The other problem with “reparations” is, because they are totally bogus, they are based on no factual “standard” and would simply constitute an unaccountable transfer of wealth from rich to poor countries. (Read: More vacation homes and Ferraris for banana republic dictators.)
(You might remember one of my stories from the 2009 Copenhagen summit, in which be-turbaned African dictators from random small nations were pounding on conference tables demanding an eye-goggling $722 billion from the United States in “reparations,” a proposal that thankfully, went nowhere. The climate treaty “bandits” went home empty-handed in 2009. Again in Cancun 2010, no treaty was signed.)
Will “Cap and Trade” Rise from the “Ashes” Nationally Due to California Legal Action?
What could potentially happen, if the San Francisco lawsuit is successful, is that statewide rules for “capping” carbon dioxide emissions could be extended in much more detail, to agri-business, individual users of energy, and specific geographic areas.
If the legislature takes action on “reparations” again, California governor Jerry Brown is not likely to veto them. There would ensue a “money grab” from an alphabet soup of “entitled” groups and individuals.
If the federal EPA follows the 9th Circuit Court ruling, there could issue more stringent energy regulations tied to consumer and business usage. Would they apply just to California due to AB 32 or might they be construed nationwide?

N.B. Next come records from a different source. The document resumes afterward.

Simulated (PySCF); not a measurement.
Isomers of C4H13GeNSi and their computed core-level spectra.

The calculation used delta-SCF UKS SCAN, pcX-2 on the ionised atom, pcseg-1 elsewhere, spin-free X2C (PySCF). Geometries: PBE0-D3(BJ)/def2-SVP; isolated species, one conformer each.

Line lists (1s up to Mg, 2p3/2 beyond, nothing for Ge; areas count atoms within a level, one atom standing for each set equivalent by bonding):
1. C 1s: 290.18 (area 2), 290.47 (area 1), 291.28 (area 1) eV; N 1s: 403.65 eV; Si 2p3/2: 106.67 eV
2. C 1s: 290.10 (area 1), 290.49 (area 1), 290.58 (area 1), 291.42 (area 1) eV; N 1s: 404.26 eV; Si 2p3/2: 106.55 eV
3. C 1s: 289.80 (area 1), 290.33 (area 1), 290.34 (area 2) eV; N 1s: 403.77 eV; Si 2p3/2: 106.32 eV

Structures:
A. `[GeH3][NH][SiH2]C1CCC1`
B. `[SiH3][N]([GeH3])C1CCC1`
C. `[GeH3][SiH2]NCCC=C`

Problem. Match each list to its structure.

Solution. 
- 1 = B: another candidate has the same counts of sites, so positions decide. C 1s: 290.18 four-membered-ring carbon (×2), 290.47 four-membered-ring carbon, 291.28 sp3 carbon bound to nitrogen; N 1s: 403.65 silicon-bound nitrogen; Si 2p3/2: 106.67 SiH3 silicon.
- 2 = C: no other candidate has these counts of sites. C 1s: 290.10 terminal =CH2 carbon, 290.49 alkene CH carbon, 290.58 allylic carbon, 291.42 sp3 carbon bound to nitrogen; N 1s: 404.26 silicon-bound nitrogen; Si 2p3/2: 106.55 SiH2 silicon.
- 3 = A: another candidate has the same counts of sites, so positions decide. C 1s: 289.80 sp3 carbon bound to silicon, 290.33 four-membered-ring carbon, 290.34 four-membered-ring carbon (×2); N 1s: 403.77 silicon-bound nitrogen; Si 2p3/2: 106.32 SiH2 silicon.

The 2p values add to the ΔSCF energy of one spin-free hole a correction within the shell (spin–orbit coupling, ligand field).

Good questions to ask: Who are these environmental groups bringing these lawsuits? Who do they represent? If they get 10 or 20 or 30 percent of taxes taken in from AB32, what are they going to do with the money? Who determines who gets to be “impacted” by global warming in California and deserves “reparations?” This is what killed the climate treaty internationally, but here in California, it’s not politically-correct to question the theory of “man-caused” climate change. California liberals are still stuck in the 80s with climate theories. Out here, Al Gore still gets invites to political fundraisers, for people like Jerry Brown and Barbara Boxer, who still get elected. That should tell you a LOT. These are very inconvenient questions and no one in the California media or legislature seems to be asking them.
“Climate Justice [finally] California Judge Faults AB 32 Cap and Trade Law”
San Francisco Superior Court ruling by Judge Ernest Goldsmith here.
“California Appeals Court Demands EPA Restrict Driving in California”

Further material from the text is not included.